Another way to get started down this road to management success is to try to enjoy the job of managing and the positive effect that you can have on others. Why not make the best of being a manager? Many accidental managers have discovered that if they begin to enjoy the job and realize the important impact that they could have, everything else falls into place. Those who have taken this road tell me that it made their jobs so much easier and less stressful, and they got the results they wanted much faster than they ever thought they would. Let me share some of the tips others have shared with me that helped make them successful managers.

Get Rid of Excuses

Successful managers learn to stop blaming the company or senior management for putting them in the management position. They also stop blaming themselves for not being prepared or automatically good at managing. And they accept the fact that they may have inherited miserable staff members. They also put their energy into managing. Once they do that, the job becomes challenging and fun. Successful managers decide not to waste their creative energy on excuse making.

Try Something New

Successful managers will try something that they never thought they would do, or something that no other manager they knew of ever did before. As an example, a manager at a governmental agency in Washington, D.C. told me that she would begin each meeting with a management-related joke (a very good one, of course). It set a very different tone and built immediate rapport with the staff. Trying something new got her that home run.

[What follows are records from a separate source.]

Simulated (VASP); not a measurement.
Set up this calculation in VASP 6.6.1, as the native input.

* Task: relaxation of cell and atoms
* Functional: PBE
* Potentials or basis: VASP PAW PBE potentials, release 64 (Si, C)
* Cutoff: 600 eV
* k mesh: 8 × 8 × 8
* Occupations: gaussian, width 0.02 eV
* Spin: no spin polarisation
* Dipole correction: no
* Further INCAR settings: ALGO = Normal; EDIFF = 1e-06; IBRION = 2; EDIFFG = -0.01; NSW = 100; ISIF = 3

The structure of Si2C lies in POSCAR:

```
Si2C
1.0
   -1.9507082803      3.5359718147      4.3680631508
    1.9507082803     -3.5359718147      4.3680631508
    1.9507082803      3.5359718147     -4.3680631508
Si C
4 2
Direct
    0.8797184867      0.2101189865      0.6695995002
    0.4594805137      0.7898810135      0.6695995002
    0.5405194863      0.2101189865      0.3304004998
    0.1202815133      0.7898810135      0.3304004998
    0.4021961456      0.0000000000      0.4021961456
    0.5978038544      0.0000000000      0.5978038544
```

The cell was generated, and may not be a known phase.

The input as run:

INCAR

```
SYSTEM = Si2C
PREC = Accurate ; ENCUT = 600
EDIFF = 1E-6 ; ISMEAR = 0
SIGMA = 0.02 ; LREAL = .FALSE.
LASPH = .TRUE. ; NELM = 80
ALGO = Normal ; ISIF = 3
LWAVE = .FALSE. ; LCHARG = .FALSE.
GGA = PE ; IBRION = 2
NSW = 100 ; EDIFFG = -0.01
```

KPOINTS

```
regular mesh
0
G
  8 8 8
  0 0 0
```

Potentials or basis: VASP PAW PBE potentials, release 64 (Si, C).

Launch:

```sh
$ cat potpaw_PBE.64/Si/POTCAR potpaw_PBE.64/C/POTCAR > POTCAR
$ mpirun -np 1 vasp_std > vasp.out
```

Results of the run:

Give Yourself a Big Pat on the Back

Successful managers tell themselves what they did well lately, where they have made progress, and what obstacles they overcame. They use a lot of positive self-talk. They congratulate themselves. They realize that nobody else might give them the positive feedback that they need. Then they go out and earn themselves another pat on the back. They believe in themselves.

Use Visualization

Successful managers have a picture of what they want to accomplish (e.g., establishing a good relationship with each employee, making each employee more productive), and in their minds they repeat that visual image often until it becomes part of how they view themselves and their actions. Visualizing positive pictures in their minds provides them with unexpected positive results.

Use Small Wins to Build Confidence in Your Team

Successful managers recognize their team members for incremental improvements or whenever they finish or accomplish part of an assignment or project. Waiting until the end to express gratitude doesn’t work as well.

Speak with Passion, Demonstrate Your Commitment

Successful managers get excited when results are achieved. They are enthusiastic when assigning tasks or projects. They don’t give up, and they encourage others to try their hardest.

Communicate the Vision Constantly

When managers share information about customers, the business environment, what’s happening in the department, the company’s future direction, etc., their team members usually become much more interested in the work they are doing. They are better able to see the connection between their tasks and the goals of the department and organization.

Let Your Intentions Be Known

Hopefully, managers have good intentions. They want to manage well and have their team succeed. However, having good intentions is not enough because no one really knows what managers’ good intentions are. What managers get judged on in the workplace are their actions, behaviors, and the results they achieve. Successful managers know that they have to put their good intentions into practice, not just keep them to themselves.

Foster Self-Reliance

Some managers believe that being there to help out employees is the best thing a manager can do. It shows interest and concern and earns employees’ respect. Actually, many successful managers learn quite the opposite. They come to realize that, in most instances, if they encourage their employees to learn, develop, and work more independently (and interdependently with other employees), they will feel much better about themselves and the quality, quantity, and speed of their work will improve. One of the best methods for fostering self-reliance is to involve team members in decision making. When staff members are involved in decision making, or make decisions on their own, they are much more likely to believe in the decision and implement it than if the manager made the decision on her own. When successful managers involve their team members in the decision-making process, their team members "own" the decision.

Get a Mentor

The best organizations provide a mentor for managers to help them learn the culture, politics, and accepted managerial practices of the organization. If the organization doesn’t provide a mentor, then successful managers, when they have to, find their own mentors. The manager has to find someone in the organization that she and everyone else on her team respects and whom she believes is an excellent manager. Then she has to ask the individual if he would be willing to help out her and her team.

Build Trust and Believability

Early in their tenures, managers discover that if their staff trusts and believes them, that makes the job of managing so much easier and they are likely to be much more successful. Building trust and believability is not easy because most employees are somewhat suspicious of the motivations of their managers. But, if managers do what they say, carry through on promises, advocate for their staff, tell the truth, provide necessary material and people resources, communicate continually, get to know each staff member on an individual basis, and provide opportunities for staff to develop and grow, then chances are high that trust will be established.